6.5 Exercises
6.5.1 Exercise 7
We take our model as :
\[ y_i = \beta_0 + \sum_{j=1}^{p} x_{ij} \beta_j + \epsilon_i \]
Here the \(\epsilon_i\) are IID from a normal random distrubtion \(N(0,\sigma^2)\) The likelihood is simply a product of normal distributions with mean \(\mu_i = \beta_0 + \sum_{j=1}^{p} x_{ij} \beta_j\) and standard deviation \(\sigma\) :
\[ L \propto e^{-\frac{1}{2\sigma^2}\sum_i{(y_i - (\beta_0 + \sum_{j=1}^{p} x_{ij} \beta_j))^2} }\] we only care about the parts that depends on the \(\beta_i\) so dont worry about the normalization.
The posterior is simply proportional to the product of \(L\) and the prior
\[ P(\beta | Data) \propto P(Data | \beta) P(\beta)\]
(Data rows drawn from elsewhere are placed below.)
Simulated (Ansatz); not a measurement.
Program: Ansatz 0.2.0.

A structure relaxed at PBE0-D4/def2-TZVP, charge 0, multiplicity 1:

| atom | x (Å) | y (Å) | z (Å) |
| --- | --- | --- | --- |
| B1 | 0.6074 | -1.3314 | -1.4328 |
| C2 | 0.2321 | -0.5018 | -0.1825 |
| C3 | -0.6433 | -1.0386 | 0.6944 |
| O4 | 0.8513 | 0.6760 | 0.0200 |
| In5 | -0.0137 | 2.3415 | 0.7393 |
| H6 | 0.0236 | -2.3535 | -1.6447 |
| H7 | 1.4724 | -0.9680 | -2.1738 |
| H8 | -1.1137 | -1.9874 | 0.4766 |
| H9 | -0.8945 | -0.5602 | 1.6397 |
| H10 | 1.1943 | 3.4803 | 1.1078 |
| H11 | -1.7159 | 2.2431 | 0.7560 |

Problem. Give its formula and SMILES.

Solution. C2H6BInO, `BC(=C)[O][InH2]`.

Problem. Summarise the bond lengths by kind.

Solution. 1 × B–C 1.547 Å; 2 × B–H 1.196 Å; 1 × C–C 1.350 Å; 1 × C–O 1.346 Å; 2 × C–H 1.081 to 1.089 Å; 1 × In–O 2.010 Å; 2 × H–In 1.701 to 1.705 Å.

\[ P(\beta | Data) \propto e^{-\frac{1}{2\sigma^2}\sum_i{(y_i - \beta_0 - \sum_{j=1}^{p} x_{ij} \beta_j)^2} } \prod_{j=1}^{p}e^{-\vert \beta_i \rvert/b}\] again dropping any constants of proportionality that do not depend on the parameters.
Now combine the exponentials:
\[ P(\beta | Data) \propto e^{-\frac{1}{2\sigma^2}\sum_i{(y_i - \beta_0 - \sum_{j=1}^{p} x_{ij} \beta_j)^2} -\sum_{j=1}^{p}\vert \beta_i \rvert/b}\]
The mode of this distribution is the value for the \(\beta_i\) for which the exponent is maximized, which means to find the mode we need to minimize:
\[ \frac{1}{2\sigma^2}\sum_i{(y_i - \beta_0 - \sum_{j=1}^{p} x_{ij} \beta_j)^2} + \sum_{j=1}^{p}\vert \beta_i \rvert/b\] or after multiplying through by \(2 \sigma^2\)
\[ \sum_i{(y_i - \beta_0 - \sum_{j=1}^{p} x_{ij} \beta_j)^2} + \sum_{j=1}^{p} 2\sigma^2 \vert \beta_i \rvert/b\]
This is the same form as 6.7
I think it should be clear that if you work throuhg the exact same steps with prior (for each \(\beta_i\)) \(e^{-\frac{\beta_i^2}{2 c}}\) you end up with the posterior:
\[ e^{- \frac{1}{2\sigma^2}\sum_i{(y_i - \beta_0 - \sum_{j=1}^{p} x_{ij} \beta_j)^2} -\sum_{j=1}^{p} \frac{\beta_i^2}{2 c}}\]
And to find the to find the mode of the posterior, to finding the minimum of:
\[ \sum_i{(y_i - \beta_0 - \sum_{j=1}^{p} x_{ij} \beta_j)^2} + \sum_{j=1}^{p} \frac{\sigma^2}{c}\beta_i^2\] which is of the same form as 6.5. That this mode is also the mean follows since the posterior in this case is a multinormal distribution in \(\beta_i\) (it’s quadratic)